There are justifiable gripes: like rebates held up until some fine detail, like a manufacturer warranty document wording, is fixed. That leaves small businesses in limbo while OEMs flounder to update PDFs to satisfy the rules.
Others want a system like the one used for solar rebates under the Small-scale Renewable Energy Scheme (SRES). Just sign a statutory declaration, get paid, and accept that random audits may follow.
The government’s response? They know the current process needs work, and they’re looking at ways to speed up payment and streamline how audits are triggered.
Audit Quality Must Be Improved
It’s been noted that NSW Government audits have been undertaken by qualified people who aren’t experienced in solar.
This has installers ticked off because the audits have produced non-existent problems that hold up payments.
Some PDR certificate traders have worn the risk and paid installers, but others are refusing until the audit process is completed and everything is technically ticked off.
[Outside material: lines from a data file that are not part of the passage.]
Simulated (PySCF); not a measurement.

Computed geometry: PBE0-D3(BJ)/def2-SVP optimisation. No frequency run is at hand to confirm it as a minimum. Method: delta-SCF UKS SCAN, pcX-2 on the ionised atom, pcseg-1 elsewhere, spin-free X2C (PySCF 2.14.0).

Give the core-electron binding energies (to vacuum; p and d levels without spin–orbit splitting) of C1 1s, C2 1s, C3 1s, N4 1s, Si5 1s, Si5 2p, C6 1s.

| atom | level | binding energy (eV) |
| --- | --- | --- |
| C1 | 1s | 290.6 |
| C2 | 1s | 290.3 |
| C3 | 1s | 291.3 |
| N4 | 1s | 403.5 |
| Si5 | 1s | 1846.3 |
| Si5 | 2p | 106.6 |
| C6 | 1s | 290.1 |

28 kWh Cutoff Is An Artificial Ceiling
The current cap for rebate eligibility is 28 kWh of battery capacity, which has many installers scratching their heads.
What about homes (or small businesses) that want more? Especially seeing as the mooted federal CHB scheme will subsidise 50kWh and doesn’t cut out until 100kWh.
Officials say the cap came from modelling used in ACT’s NextGen trial, which NSW tweaked to line up with South Australia. But the key goal of the PDRS is just that — peak demand reduction.
Both the federal incentive and the PDRS are one-time offers; there’s no second round available for expansions.
NSW says they’re focused on first-time battery installs because those offer the biggest bang for the grid. Additional or oversized batteries? Not so much.
However the industry is unanimous, this cap should be on payments, not kilowatt hours.
This 9kWh battery can’t be expanded without moving the inverter. Considering the tap, gravel surface and the air conditioner, I would move all this equipment anyway.
What About UL9540a Certification?
The government says this is “on the radar”, but they’re cautious about setting requirements that could favour one supplier over another unless there’s a clear safety case.
It’s been pointed out that the international laboratories doing this certification mightn’t get new products tested in a timely manner.
The $20,000 Question
Home Building Compensation (HBC) insurance (formerly known as home warranty insurance) is mandatory if a job goes over $20,000.
That’s led some installers to quote smaller battery sizes just to avoid the extra paperwork and expense.
The government says installers must comply with all relevant legislation. Though they don’t explicitly require proof of HBC insurance under the scheme, the climate and energy department can’t grant exemptions from legislation it doesn’t control.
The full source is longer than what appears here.